GH-46734: [C++] Arrow Flight SQL ODBC layer in Windows
Rationale for this change
- Build Arrow Flight SQL ODBC DLL from
flightsqlandodbcabstractioncomponent. - The ODBC driver will be available in Windows only.
What changes are included in this PR?
- Add handle allocation for environment and connection.
- Add environment attribute setting
Are these changes tested?
Yes, on local Windows environment.
Are there any user-facing changes?
N/A
This PR addresses the following issues:
- #46734
- #46004
- #46096
- #46097
- #46574
- #46575
- GitHub Issue: #46098
- GitHub Issue: #30622
- GitHub Issue: #46734
:warning: GitHub issue #46098 has been automatically assigned in GitHub to PR creator.
@aiguofer I have opened a draft PR for the ODBC layer.
@zeroshade , @assignUser , @ianmcook Follow-up on the May-07 Arrow meeting, this is the draft PR that Rob and I have for creating the initial connection in the ODBC layer. It is based on top of @jbonofre 's PR#40939. Some changes in this PR are planned to be moved to PR#40939, such as the vcpkg.json update.
@alinaliBQ why not just using the original PR/branch ? Just to not loose changes/comments.
@alinaliBQ why not just using the original PR/branch ? Just to not loose changes/comments.
Yup you're right, for flightsql-odbc contribution, folks should use the apache#40939 PR, and that PR has higher priority for review than apache#46099. After apache#40939 PR is merged, we can go back to look at this apache#46099 PR.
Hello @lidavidm , this is the draft PR that is based on top of @jbonofre 's https://github.com/apache/arrow/pull/40939. It's still a draft PR but just wanted to give you a heads up
Hi @lidavidm @kou and other interested maintainers, please let me know if you prefer the Arrow Flight SQL ODBC contribution PRs like this one to be split into smaller PRs. It would be nice to know in advance so my team can prepare for the split, thank you!
Yes. I prefer smaller PRs to larger PRs because smaller PRs are easier to review than larger PRs.
(BTW, I'm not sure whether this PR is a smaller PR or not...)
Yes, smaller PRs would be preferable. (To be frank, I have yet to actually review the first PR in full, but I'd rather get the paperwork done and get it merged ASAP, then we can go over it in detail afterwards.)
@kou @lidavidm Ok sounds good! I will rebase Bit-Quill:apache-odbc on top of apache:main branch after https://github.com/apache/arrow/pull/40939 is merged, so the size of this PR will be smaller compared to what it shows right now. Then I plan to open new smaller PRs to split this PR.
:warning: GitHub issue #30622 has been automatically assigned in GitHub to PR creator.
Hi David @lidavidm and Kou @kou, there's been a change regarding my last comment, we (Rob @rscales & I) will still work on splitting the PR into smaller ones and look into the flightsql-odbc comments from David on https://github.com/apache/arrow/pull/40939 (and any other comments for Arrow ODBC Flight SQL), but that will be after we finish developing the ODBC layer to have the full functionality.

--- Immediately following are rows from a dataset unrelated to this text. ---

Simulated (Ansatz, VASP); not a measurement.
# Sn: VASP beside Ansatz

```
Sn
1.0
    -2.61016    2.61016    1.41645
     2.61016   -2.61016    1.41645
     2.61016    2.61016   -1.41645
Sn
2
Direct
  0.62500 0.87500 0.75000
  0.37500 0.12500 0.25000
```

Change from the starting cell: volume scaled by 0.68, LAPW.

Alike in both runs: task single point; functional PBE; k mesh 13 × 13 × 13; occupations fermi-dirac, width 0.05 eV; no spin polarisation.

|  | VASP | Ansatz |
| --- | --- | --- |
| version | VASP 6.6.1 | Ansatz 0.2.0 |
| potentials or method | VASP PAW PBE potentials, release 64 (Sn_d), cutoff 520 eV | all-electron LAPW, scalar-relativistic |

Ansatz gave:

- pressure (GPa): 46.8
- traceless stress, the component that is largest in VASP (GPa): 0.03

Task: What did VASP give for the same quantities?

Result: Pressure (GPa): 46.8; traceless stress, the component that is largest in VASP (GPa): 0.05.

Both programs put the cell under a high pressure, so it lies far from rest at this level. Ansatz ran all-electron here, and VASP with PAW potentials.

This PR#40939 will stay in draft state until we finish developing the ODBC driver, but any changes in this PR are ready for community to review.
TL;DR, we would like to finish the ODBC layer development first, and we will begin addressing the community comments after that.
Please let me know if you have any questions. :)
OK - sounds good, please ping me when that is ready for review
Could you fix a build error https://github.com/apache/arrow/issues/46576 before the ODBC layer development?
@kou Yes, our team can look into https://github.com/apache/arrow/issues/46576
:warning: GitHub issue #46734 has been automatically assigned in GitHub to PR creator.
Hi @lidavidm @kou we are close to start working on community code review comments to prepare for merging the PR. Since this PR is quite big, here is my proposal:
- create new PRs that extract smaller commits from this PR to merge to
main, then rebase this PR #46099 onto main after smaller new PR is merged, and repeat the process until this PR #46099 is small enough to be merged tomaindirectly
Does this approach look good to you?
Feel free to tag other maintainers who may be interested in reviewing the code.
Yes. In general, I prefer smaller PRs. :-)
Yes, this is nearly impossible to review as is :sweat_smile:
Sounds good, our team will be starting to create smaller PRs, please review these smaller PRs. Once they are created, I will post the PR links here for visibility.
https://github.com/apache/arrow/pull/47517 has been created
Hi @lidavidm @kou, I got a question for you guys. 😃 I am considering opening a series of draft PRs that contain ODBC API implementation to get initial feedback and code review comments earlier. Currently we have around 40 ODBC APIs and each PR generally will have 1-2 APIs where it makes sense, so it will be many PRs raised. These ODBC API PRs still need to be merged consecutively to get the tests passing so that's why we are making them drafts. This approach helps us to get the ODBC driver available to the community sooner.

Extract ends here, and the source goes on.